Hungary yesterday (24 July) criticised legal action by the European Union to make the country comply with EU asylum rules as “unacceptable” and an attack against those who protect Europe.
The European Commission, the EU’s executive arm, last week referred Budapest to the European Court of Justice (ECJ), the bloc’s top tribunal, for “non-compliance” with EU legislation.
It was after Hungary passed the so-called “Stop Soros” law last month, named after liberal US billionaire George Soros, who is accused by Prime Minister Viktor Orbán’s government of orchestrating migration to Europe.
The law includes a punishment of up to a year in prison for anyone assisting someone who enters Hungary illegally.

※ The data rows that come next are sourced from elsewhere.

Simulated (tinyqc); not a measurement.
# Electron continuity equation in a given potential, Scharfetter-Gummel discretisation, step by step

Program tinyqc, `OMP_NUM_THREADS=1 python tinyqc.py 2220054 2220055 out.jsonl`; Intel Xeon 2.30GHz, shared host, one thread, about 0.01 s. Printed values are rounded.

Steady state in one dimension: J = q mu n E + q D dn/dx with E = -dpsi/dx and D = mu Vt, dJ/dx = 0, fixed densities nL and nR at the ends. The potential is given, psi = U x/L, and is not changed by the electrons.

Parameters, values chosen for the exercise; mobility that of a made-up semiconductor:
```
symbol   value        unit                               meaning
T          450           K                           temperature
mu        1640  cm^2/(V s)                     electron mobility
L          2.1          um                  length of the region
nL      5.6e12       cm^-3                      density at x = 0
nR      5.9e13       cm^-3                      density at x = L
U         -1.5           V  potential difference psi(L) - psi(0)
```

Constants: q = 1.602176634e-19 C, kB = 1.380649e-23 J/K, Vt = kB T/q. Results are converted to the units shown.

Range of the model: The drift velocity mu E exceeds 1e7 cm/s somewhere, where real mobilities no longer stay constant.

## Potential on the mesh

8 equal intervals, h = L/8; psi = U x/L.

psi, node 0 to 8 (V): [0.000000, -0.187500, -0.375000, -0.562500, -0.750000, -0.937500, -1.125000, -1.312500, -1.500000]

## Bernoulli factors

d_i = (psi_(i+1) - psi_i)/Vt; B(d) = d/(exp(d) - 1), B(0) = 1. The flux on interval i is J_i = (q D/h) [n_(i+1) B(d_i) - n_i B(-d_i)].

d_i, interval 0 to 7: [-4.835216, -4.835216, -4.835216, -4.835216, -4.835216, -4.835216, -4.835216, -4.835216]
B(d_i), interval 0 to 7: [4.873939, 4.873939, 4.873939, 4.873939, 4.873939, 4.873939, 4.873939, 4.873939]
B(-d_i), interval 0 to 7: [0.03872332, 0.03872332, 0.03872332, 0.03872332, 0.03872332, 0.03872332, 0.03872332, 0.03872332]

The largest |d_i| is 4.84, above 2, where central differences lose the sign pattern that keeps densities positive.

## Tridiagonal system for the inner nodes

In the first public comments by the government since the EU action, minister Gergely Gulyas said it was “unacceptable” for Brussels to challenge the law.
“We continue to see that those who protect Europe are persecuted, while those who invite migrants are celebrated,” Gulyas told a press conference, criticising the commission for not reflecting EU members’ views.
The row is the latest clash between the commission and Orbán’s government, who won a third consecutive term in April on a fiercely anti-migration platform.
Orbán regularly accuses German Chancellor Angela Merkel of having encouraged the 2015 influx of migrants by declaring them welcome.
Orbán said in Montenegro on Tuesday during a state visit that Hungary was ready to help the small eastern European country “defend its territory” against migrants.
“Europe continues to make serious mistakes. (It) does not want to understand and acknowledge that it needs to refrain from moves that may be interpreted as an invitation in Africa or the Middle East… That is why people drown in the sea and remain jammed on migration routes,” he told reporters.
#Hungary has adopted a stance of identity protection; #Montenegro, by protecting its borders, also protects #Hungary and the whole of the #EU – PM #Orban said in Podgorica, offering help in handling #migration. https://t.co/n1AxdBkBC2
— Hungary Journal (@hungary_journal) July 24, 2018
Hungary has two months to respond to the European Commission’s concerns.
In other action, the commission has said it will take Hungary to the ECJ for failing to resolve complaints made in December 2015 that it held asylum seekers for too long in transit centres and did not treat them properly.
The commission added that irregular migrants were escorted back across the border even if they wanted to apply for asylum — a violation of EU rules.
Hungary announced last week that it was withdrawing from a UN pact on migration, saying that the global deal encourages movements of people which are “dangerous for the world”.
The US is also not party to the pact.